Skip to main content

​​In a Data Engineering course taught by Steve Barry, a team of Master’s in Applied Data Science (MS-ADS) students built a full end-to-end data pipeline, from raw public datasets to an interactive, AI-powered interface. The project gave students hands-on experience designing the kind of data infrastructure that underpins real-world applications, developing the technical skills.

Working with Real-World Data Systems

The team–Adi Singh, Junny Choi, Wendy Xing, and Mike Peng–brought a mix of academic and professional backgrounds, with some students early in the program and others continuing part-time studies. They sourced data from multiple public datasets, including crime records, demographic information, police districts, community areas, business licenses, and historical weather data. Bringing these sources together required careful planning and preprocessing before any analysis or visualization could occur.

“The hardest part was the data cleaning,” noted Choi. “A lot of the data wasn’t necessary for our use case, so we had to rename columns, standardize naming conventions, and normalize everything before it could even go into the database.”

The team ultimately worked across multiple large tables, making deliberate decisions about schema design, keys, and relationships. These choices ensured the data could be queried efficiently and extended over time, mirroring how production data systems are built in industry.

Building the Pipeline

With the data prepared, the team designed a pipeline that moved from ingestion to interaction. The system included relational database modeling, API development, and an interactive dashboard that allowed users to explore the data dynamically and move between higher-level views and more detailed breakdowns, without requiring technical expertise.

The students also extended the pipeline by integrating an AI-powered Model Context Protocol (MCP) layer, allowing users to query the database using natural language.

“The point of the MCP is that you don’t have to write code,” said Singh. “You can just ask a question, and the system pulls the answer directly from the database.”

Learning Skills that Carry Forward Through Implementation

For several team members, tools such as API development and MCP integration were entirely new.

“A lot of this was new to me,” Singh shared. “I was teaching myself MCP while building the project, with help from the professor and TA. Being able to learn a new skill and immediately apply it made the project really rewarding.”

Rather than following a predefined template, students were responsible for making architectural decisions, troubleshooting challenges, and iterating on their design—experiences that closely resemble real-world data engineering work.

By the end of the project, students reported increased confidence across a range of applied data science skills, including data cleaning, database design, API development, AI-assisted data interaction, and data visualization.

“It was a great experience seeing how to build a project from zero,” Peng said “An important skill for me was learning how to build APIs connected to the database. We used AI tools to help interact with the data, so the system could return answers directly. That’s really important, because in a future workplace it could help teams get information from large datasets more efficiently.”

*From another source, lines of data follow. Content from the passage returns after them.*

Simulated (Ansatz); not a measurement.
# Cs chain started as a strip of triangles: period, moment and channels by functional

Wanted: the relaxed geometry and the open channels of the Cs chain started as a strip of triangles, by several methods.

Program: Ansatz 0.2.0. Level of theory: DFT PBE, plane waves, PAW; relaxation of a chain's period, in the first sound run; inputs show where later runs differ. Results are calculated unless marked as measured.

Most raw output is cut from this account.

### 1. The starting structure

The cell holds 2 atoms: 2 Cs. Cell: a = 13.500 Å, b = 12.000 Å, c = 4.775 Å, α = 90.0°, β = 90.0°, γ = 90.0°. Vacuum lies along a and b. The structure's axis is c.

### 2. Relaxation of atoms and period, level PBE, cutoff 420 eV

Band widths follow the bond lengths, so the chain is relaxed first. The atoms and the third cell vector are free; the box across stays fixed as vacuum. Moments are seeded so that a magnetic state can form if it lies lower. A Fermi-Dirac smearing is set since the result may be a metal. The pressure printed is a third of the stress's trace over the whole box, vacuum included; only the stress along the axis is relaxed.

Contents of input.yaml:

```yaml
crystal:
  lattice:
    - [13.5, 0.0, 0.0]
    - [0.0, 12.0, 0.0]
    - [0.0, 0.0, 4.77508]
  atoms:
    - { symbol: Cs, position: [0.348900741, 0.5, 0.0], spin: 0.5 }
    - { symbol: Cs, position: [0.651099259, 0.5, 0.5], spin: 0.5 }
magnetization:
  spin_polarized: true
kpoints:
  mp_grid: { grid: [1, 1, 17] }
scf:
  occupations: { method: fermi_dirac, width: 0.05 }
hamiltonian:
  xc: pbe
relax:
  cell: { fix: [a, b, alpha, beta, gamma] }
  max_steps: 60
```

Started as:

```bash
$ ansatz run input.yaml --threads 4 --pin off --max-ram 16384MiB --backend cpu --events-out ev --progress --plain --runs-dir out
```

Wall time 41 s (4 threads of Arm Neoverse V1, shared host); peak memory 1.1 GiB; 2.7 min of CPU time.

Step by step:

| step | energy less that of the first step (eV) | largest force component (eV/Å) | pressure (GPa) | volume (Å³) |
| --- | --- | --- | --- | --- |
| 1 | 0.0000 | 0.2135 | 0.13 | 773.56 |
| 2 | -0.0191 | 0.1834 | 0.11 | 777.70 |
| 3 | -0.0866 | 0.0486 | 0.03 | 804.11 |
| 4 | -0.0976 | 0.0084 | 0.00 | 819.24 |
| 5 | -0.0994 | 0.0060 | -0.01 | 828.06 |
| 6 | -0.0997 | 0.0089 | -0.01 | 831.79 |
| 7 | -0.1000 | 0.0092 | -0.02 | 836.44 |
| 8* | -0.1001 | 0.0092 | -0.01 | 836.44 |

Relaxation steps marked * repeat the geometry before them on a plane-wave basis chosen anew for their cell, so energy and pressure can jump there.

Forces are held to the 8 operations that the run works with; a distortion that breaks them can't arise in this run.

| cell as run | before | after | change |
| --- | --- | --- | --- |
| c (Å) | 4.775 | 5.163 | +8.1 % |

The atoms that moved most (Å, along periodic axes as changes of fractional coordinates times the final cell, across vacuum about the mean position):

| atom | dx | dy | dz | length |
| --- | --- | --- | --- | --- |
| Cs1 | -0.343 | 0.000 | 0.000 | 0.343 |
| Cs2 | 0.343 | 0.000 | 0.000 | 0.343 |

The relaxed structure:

“Non-technical communication was a big priority for me,” Singh shared. “We were doing all of these technical analyses, but being able to explain how the system works to people who don’t fully understand the technical side is really important, especially in a workplace where you’re working with stakeholders.”

Xing emphasized the collaborative nature of the work: “When we worked through the problem together, we were able to inspire more meaningful ideas as a group.”

Overall, the project moved beyond analysis, asking students to consider how data is structured, accessed, and communicated before insights appear on a screen. This assignment reflects the MS-ADS program’s emphasis on preparing students for the realities of applied data science work.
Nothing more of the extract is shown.